The "Total accounts" figure in the top line is essentially the number of records returned by the query:
SELECT DATE_FORMAT(timecreate, '%Y-%m-%d') AS 'datereg',
DATE_FORMAT(NOW(), '%Y-%m-%d') AS 'nowdate',
UNIX_TIMESTAMP(timeupdate) AS 'timeupdate'
(where the results are also used to compute the "new accounts by day" and "users updated in last n
days" statistics — note that a record is returned for each user even if they never updated their journal). Unfortunately this doesn't tell me whether deleted and purged users are held in the "userusage" database. However, they must be in at least one database because if you try to view their userinfo then LiveJournal tells you they have been deleted and purged. Clearly, users who have been suspended or deleted but not purged must still be in the database, though they have to be filtered out of the results of any directory search. Incidentally, it must certainly include communities, and I suppose it includes syndicated feeds too.
Renames are a slightly different matter. LiveJournal has to keep the old username around because it either pretends the old name has been deleted or forwards you to the new username (depending on what the user chose when they renamed). I can't currently find any "befores and afters", but it looks like you keep your old userid number when you rename, so I guess that your old name has to be assigned a new number. Unless, that is, you've renamed to a name that was deleted and purged. I'm not sure what happens in that case, but it would make sense for the purged entry to be removed entirely from the database (to be replaced by the user who renamed) when that happens. So, the total accounts statistic probably doesn't count the accounts which were deleted, purged, and then replaced by someone else — but this is pure speculation on my part.

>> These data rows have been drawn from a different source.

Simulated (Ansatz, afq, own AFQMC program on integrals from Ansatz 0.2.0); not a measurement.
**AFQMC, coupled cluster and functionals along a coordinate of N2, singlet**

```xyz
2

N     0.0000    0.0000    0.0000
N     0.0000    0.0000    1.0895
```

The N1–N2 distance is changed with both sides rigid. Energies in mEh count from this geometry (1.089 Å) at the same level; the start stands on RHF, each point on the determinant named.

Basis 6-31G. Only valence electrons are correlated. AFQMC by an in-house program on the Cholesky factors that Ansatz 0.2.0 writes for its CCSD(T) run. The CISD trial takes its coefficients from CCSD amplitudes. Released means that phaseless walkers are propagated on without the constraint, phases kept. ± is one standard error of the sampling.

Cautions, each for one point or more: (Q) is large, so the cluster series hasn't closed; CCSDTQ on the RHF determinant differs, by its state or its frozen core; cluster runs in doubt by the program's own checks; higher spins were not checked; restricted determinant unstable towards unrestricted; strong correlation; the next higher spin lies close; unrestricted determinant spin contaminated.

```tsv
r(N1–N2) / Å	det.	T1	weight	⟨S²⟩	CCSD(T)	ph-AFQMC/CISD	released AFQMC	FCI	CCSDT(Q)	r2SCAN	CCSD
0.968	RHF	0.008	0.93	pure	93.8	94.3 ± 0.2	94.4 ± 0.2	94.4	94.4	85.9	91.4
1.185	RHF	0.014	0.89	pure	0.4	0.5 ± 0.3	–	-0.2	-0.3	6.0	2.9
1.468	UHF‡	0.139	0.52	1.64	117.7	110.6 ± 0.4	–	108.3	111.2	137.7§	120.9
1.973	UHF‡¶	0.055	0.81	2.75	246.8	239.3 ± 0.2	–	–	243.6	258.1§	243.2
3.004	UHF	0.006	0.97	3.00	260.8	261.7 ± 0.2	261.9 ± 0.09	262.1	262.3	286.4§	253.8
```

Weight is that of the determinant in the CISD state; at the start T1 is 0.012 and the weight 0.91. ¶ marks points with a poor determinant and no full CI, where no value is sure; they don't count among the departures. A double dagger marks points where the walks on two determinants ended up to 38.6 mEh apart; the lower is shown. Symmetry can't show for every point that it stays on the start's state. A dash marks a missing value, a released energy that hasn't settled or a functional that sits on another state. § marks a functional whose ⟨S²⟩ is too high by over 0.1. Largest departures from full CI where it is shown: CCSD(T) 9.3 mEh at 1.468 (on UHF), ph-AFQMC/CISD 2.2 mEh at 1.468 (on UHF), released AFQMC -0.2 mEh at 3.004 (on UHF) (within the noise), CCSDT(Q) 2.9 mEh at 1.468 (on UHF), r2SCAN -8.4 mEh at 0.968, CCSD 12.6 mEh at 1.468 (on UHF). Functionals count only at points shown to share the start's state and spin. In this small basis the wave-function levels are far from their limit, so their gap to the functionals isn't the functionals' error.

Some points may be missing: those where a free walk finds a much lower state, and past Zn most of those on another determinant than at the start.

The maximum value of userid is stored in the stats database and can be read from the text dump as "size accounts". The above total accounts number is stored as "userinfo total". In the current text dump, we have:
size accounts 7433711
userinfo total 7421711
which means that there are 12,000 completely vanished accounts (it surely must be a coincidence that this works out to such a round figure). It is left as an exercise for the reader to speculate whether this could be accounted for by purged-and-renamed journals.
Now the gender information is retrieved on a cluster-by-cluster basis from the "userproplite2" database. I've no idea how the clustering actually works or what this database is (or indeed the exact meaning of the SQL query). However, what happens is that the data for each cluster is saved in the partialstats database, and when this is complete the records from partialstats are summed and placed in stats. The code claims to count every possible value of gender except for ''
, and according to the text dump it comes up with four possible values: blank (with only one matching account), 'F', 'M' and 'U'.
I don't know whether it's relevant, but the clustered code asks for
c.clusterid IS NULL OR c.clusterid=?
(where "?" is the cluster under consideration). If there are any records with "c.clusterid IS NULL" then it looks like they'll be counted several times — once for each cluster.
However, let me speculate on where the extra 1.5 million users (not counting those with blank genders) are coming from. The stats database is never cleared out (I'm assuming this because there are several statistics in the text dump which haven't changed for years and aren't mentioned in the program). Suppose, when they occasionally rename some or all of the clusters, they accidentally leave the stats for the old cluster names in the partialstats database. When the code comes to compute the sum of any clustered statistic, it will include all the out-of-date info for the clusters which no longer exist and thus produce an inflated figure. Of course, I have no idea whether the clusters are referred to by name in the database or by some other identifier which would render my theory invalid, and since I don't have access to the database there is no way to check whether I'm on the right track.